I just got off the phone with my mom, who asked about this week’s blog post. I told her I was just too dispirited to write about the garden, which is shaping up as the worst we’ve ever had.
We’re normally tired of tomatoes by now, and this year we’ve barely eked out enough for us and a handful of select friends (you know who you are). I’ve put away exactly three pints of tomato sauce for the winter. It appears we’ll be buying 99-cent canned tomatoes like the rest of America.
Those fancy grafted tomatoes we bought from Oregon? No better than anything we bought locally, and in fact, one has already gone belly up. It might be a sign – why buy tomato plants from Oregon, where the climate is far different from ours, rather than tomato plants hardened locally. Never again.
I bought some broccoli seedlings while CRR frowned – and sure enough, they’ve turned brown and dried up.
Even the horseradish is suffering.
It hasn’t been a complete bust. We had a decent beet crop. The peppers have dutifully produced (though not a single jalapeno yet!). The “mystery” volunteer plant turned out to be pumpkin, which has produced two promising fruits. We’ve got a second beet crop coming along, about two inches tall.
Come to think of it, there are still some promising signs. And maybe next weekend, we’ll sow some lettuce and spinach for a fall harvest.
A gardener, like a farmer, is ever the optimist. The next best crop is just around the corner.
Sandy Johnson is a journalist and a gardener, equally passionate about both. She lives in Alexandria, VA. Visit her on her blog, Grassroots & Gardening.

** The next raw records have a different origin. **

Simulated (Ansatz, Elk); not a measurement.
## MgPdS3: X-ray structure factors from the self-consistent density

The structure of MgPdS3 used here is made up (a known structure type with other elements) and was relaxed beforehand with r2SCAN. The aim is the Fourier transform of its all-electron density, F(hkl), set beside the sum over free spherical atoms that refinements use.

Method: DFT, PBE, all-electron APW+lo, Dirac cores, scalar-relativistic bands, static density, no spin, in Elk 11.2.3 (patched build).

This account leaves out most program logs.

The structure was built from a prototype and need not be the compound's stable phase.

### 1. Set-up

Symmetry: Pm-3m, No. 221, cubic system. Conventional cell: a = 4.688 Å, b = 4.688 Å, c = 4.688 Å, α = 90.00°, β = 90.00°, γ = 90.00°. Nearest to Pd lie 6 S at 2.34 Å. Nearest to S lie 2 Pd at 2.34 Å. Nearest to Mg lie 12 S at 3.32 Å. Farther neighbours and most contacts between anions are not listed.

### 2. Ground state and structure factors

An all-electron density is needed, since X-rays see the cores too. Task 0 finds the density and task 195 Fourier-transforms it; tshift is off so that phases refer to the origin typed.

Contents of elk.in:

I feel your pain. It hasn’t been a stellar year for us, either. Hardly a tomato, though there would have been quite a few if the critters hadn’t found a way to knock over my cages… Our one redeeming crop this year has been the green beans. I guess that’s why I keep planting lots of different things. You never know which ones will have a good year and which ones a bad. Fingers crossed for next season, though. 🙂
We gave it the college try on the green beans but they, too, were attacked by bugs early on. Some neighbor gardeners who kept on with the beans have nothing left by green-laced leaves, turning brown. Kinda ugly, and totally non productive. I think fungus was our tomatoes’ biggest enemy this year.
You have hit the proverbial nail on the head. Always grow what works best in your own area. Here in the Dakotas, we are experiencing horrible heat just as the crops should be hitting peak harvest and things should be cooling. My tomato crop is beautiful, but right now the sun is scorching it to death. I may be picking the whole thing green and ripening in the house. Just have to clear the space to do it. Yikes.
Lucinda, I heard about your heat wave from family members in SD. Sounds awful…and probably headed our way!